Mark and others fighting to preserve the right to harass unwilling listeners believe they have discovered an end-around – by claiming that people maintaining these lists are effectively libeling those on it as harassers.

It’s not a very good end around.


Lost in all of this debate about what is legal and what isn’t is the fact that Twitter is, still, a private network, and as such, they get to dictate what is acceptable speech and what isn’t acceptable speech.  They have, in the past, been incredibly lax on addressing the issue of harassment — something that the CEO recently acknowledged and declared as a company mission to fix.   They have, on the other hand, welcomed and encouraged tools like BlockTogether that help fix these inefficiencies.

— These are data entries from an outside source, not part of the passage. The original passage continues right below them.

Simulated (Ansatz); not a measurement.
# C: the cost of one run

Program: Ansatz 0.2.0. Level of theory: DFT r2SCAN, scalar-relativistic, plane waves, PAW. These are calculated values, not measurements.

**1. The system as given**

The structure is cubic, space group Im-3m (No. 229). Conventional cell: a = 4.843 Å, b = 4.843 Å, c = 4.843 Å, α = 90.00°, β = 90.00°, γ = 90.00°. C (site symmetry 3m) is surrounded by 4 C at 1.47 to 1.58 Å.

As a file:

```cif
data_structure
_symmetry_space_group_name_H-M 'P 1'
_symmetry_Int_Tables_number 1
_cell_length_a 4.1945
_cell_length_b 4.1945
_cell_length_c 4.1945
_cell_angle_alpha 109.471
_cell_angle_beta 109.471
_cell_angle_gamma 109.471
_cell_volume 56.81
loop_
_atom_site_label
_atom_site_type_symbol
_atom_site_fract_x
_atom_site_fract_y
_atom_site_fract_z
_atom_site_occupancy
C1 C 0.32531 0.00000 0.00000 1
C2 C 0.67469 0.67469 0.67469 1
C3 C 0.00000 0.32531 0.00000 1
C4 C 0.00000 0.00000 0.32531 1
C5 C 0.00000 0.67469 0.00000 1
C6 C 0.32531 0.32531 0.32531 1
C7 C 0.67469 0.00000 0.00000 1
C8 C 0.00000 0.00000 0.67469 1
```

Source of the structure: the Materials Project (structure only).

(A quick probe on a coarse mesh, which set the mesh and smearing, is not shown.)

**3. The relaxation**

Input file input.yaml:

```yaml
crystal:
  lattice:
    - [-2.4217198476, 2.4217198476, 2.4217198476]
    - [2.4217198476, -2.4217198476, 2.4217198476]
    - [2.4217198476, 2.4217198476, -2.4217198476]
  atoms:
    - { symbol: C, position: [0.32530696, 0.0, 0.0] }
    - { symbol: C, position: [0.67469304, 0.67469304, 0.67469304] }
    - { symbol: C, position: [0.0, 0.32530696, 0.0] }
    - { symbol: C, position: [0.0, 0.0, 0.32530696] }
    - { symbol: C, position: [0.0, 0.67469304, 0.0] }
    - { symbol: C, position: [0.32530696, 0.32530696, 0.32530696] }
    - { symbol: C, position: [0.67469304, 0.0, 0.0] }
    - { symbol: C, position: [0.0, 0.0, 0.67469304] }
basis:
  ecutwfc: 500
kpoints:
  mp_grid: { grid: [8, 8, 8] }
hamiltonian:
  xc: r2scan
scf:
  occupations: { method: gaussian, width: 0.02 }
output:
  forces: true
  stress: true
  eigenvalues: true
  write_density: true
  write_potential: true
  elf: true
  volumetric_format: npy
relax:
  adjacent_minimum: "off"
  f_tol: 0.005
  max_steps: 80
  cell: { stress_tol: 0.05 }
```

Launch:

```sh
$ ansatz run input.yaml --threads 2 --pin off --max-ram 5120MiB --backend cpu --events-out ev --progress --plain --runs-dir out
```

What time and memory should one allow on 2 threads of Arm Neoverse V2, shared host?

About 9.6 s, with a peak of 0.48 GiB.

Sadly, we probably have to hope that more celebrities like Ashley Judd and Curt Schilling’s daughter receive more well-publicized abuse, and put pressure on Twitter to get their house in order.  Until Twitter cleans up their own house, we have user created tools like the block bots as the only thing that keeps Twitter from being utterly poisonous except to whichever faction of debaters can aggregate the loudest, angriest, and most shameless group of posters willing to go all out to destroy their opponents.  If nothing changes, the only way that this path can end is with Twitter being a nuclear wasteland of horribleness, as all reasonable people flee to places where they can debate the issues of the day without seeing necro porn (yes, the gorror porn did, in fact scar me for life).  If Twitter just lies back and waits for that to happen, then Twitter will die – and it will deserve to do so.

There are concerns with the block bots.  One key example is that block statistics probably factor into Twitter suspension and banishment decisions, and thus being included in someone’s block bot can put your account into a more frail space without you realizing it.  Also, the block bots aren’t integrated into the service, which means that they’re hard to find for the harassed and hard to understand and get off of for people who feel wrongfully placed on them.  Twitter should be putting in better tools for filtering and blocking in themselves.   Until then, though, people who have been put through the ringer on these blockers have only these simple tools.

Whether or not Mark Kern has more noble goals in mind, it is a lie that these tools somehow inhibit his right to free speech.  Whether or not Mark Kern has more noble goals in mind,  opposition to the block bot really is, at it’s core, demanding that harassment victims sit there and take what’s coming to them.

That may not be what Kern is consciously trying for, but it certainly is what the trolls want.  Combine that with their insistence that victims also not talk about or report their harassment, and the agenda becomes very clear.  The opposition to the block bots is this virulent for one simple reason: they are very effective at what the harassed want them to do: stopping incoming dogpiling and abuse.